This tutorial explains what data structures and algorithms to use while performing data operations on a stream.

But before that, let me briefly explain ComposeDB structure and components.

ComposeDB provides a graph structure for interacting with data on the Ceramic network.

The nodes in the graph can be accounts or documents, while the edges in the graph represent relations between nodes.

Documents are Ceramic streams defined by models. Models are created using GraphQl schema.

Composites are set of Models created using Schema file based on GraphQL. Example of composite schema:

type Profile @createModel(accountRelation: SINGLE, description: "Very basic profile") {
  displayName: String! @string(minLength: 3, maxLength: 50)
}

type Note @createModel(accountRelation: LIST, description: "Very basic note") {
  author: DID! @documentAccount
  version: CommitID! @documentVersion
  title: String! @string(minLength: 10, maxLength: 100)
  text: String @string(maxLength: 2000)
}

So at the root level, to make our app efficient, we need to have an efficient Schema!!

Large data

If the data is very large, then it may not be a good idea to use a list for storing it. But the thing to note is in GraphQL, we only have Array/list as the data structure available.

Some methods to store Large data using the list:

1. Store graphical data in an Adjacency list

In this method, we make a 2D list. Every index of the list stores another list containing the nodes that index number it is pointing to. For eg, in the below example 3rd index stores a list containing 6 and 5 as node 3 is pointing towards 6 and 5 in graph. image.png

type indexList {
  leafs: [Integer] 
}

type adjacencyList {
  graphData: [indexList!]
}

V - vertices, E - edges Space complexity = O(|V| + |E|)

Time Complexity => Adding vertex or edge = O(1) Removing a vertex = O(|V|+|E|) Removing an edge = O(|E|) Querying = O(|V|)

2. Store data in a Heap

Heaps are a great way to find the minimum or maximum value quickly.

There are 2 types of heap:

heaps.png Min heap - stores the minimum value in the root. Leaf values are always greater than equal to the parent node.

Max heap - stores the maximum value in the root. Leaf values are always lesser than equal to the parent node.

Searching in a List

There are mainly 2 cases of searching an entry in a field of type list:

1. List is Sorted

In this case, we can use the Binary search algorithm to find the entry fastest. Time Complexity = log(n)

2. List is Unsorted

In this case, we have to use Linear search algorithm Time Complexity = n

Smaller Models VS Larger Models

Advantages of Smaller Models

  • They are more modular.
  • Easier to compose in different combinations
  • Allow apps to depend on exactly the data they need and no more.

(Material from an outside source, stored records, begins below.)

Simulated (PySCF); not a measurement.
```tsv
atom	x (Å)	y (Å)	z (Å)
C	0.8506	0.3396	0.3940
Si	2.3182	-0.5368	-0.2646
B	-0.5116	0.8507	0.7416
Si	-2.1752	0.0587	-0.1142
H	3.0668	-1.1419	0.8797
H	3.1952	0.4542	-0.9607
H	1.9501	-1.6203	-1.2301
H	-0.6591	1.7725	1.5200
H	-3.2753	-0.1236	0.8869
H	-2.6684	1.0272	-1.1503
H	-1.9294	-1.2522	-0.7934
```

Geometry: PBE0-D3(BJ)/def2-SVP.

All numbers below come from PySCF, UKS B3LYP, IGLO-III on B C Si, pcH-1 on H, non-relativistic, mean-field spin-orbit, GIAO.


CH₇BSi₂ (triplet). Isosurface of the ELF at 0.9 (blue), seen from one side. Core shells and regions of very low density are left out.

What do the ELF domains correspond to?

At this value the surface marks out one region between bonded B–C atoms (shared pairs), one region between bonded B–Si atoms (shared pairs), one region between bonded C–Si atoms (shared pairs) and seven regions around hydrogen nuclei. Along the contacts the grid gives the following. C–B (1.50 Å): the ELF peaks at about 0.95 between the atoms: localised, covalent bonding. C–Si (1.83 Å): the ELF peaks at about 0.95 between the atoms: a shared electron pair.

Advantages of Larger Models

  • Data belongs to a single Model and can be updated atomically.

Everything will be clear from the given below example:

Consider if you wanted to store a user’s address. One possibility is to have a single Model that stores the entire address, where documents within that Model would look something like this:

{ 
  street: '123 main street',
  city: 'boston',
  state: 'MA'
}

Another possibility is to have 3 Models:

  1. address_street Model
    {street: '123 main street'}
    
  2. address_city Model
    {city: 'boston'}
    
  3. address_state Model
    {state: 'MA'}
    

This would allow an app to index all the users who live in Massachusetts without also needing to index what city they live in or what their street address is.

But the problem with this structure, however, would be that if the user were to move to a new address in a new state, the update to each of the 3 address documents in the 3 Models would happen independently - meaning they could be reordered, an app could learn about one but not the other two, or one of the writes could even fail entirely while the other two succeed. This could lead to inconsistent views about where the user actually lives.

So the key point in deciding the model's size is to consider its use. If there is a strong relationship between the fields, go for Large models otherwise, Small models.